Personally, I will sit, hike, and trap as far forward as possible...up until I've started burying the bows and stopping my forward momentum (for me @ 170lbs means about 18+ winds). I am actually trapped out on the front corner of the wings when possible. This, in my opinion, lengthens the waterline and optimizes speed.

Keeping the bow depressed also helps you point higher - the added bow area supplements the rather inefficient centerboards.

Weight is kept as far forward as possible without punching the bows through waves or pitchpoling. In really light air, you will either be standing on the bow, holding on to the bridle to keep your balance, or lying down on the bow with one foot propped on the dolphin striker.

In lighter air and chop, travel out about 4" to keep the main from stalling. Watch your upper tell tales on the leech to keep from oversheeting.

Mast rotator - base position is pointed at the shroud going upwind. More rotation = depower. Don't reduce rotation much at all. Really doesn't power up that much. Loosen the rotator offwind - arm should be forward of the front beam. You need a positive mast rotation system in light to medium air.

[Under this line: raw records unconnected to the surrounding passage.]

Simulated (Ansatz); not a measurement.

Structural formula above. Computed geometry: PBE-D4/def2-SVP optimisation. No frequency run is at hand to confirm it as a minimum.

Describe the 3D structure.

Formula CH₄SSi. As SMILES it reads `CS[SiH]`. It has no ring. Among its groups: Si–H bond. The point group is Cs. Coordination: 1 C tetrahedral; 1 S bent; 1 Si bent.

Outhaul - set at about 4"-6" gap to the boom for most conditions (mainsheet / downhaul will flatten this out). Loose for downwind.

Mark both the outhaul and rotator lines so you can reset them quickly at the leeward mark.

Downhaul must be adjustable from the trap. Doublesided, led out to the wings.

The main does not like much twist at all. Keep the mainsheet tight and work the traveller. Be careful on an older boat with the "old style" small-wheeled traveller car - you'll trash it in a heartbeat by adjusting it under significant load. Keep a spare (or two) on the boat. Remove the endcap on the traveller track so you can switch them on the water. Use a knot in the traveller line to keep it from running out.

I'll give you the 15 minute coaching session when you get to Havasu.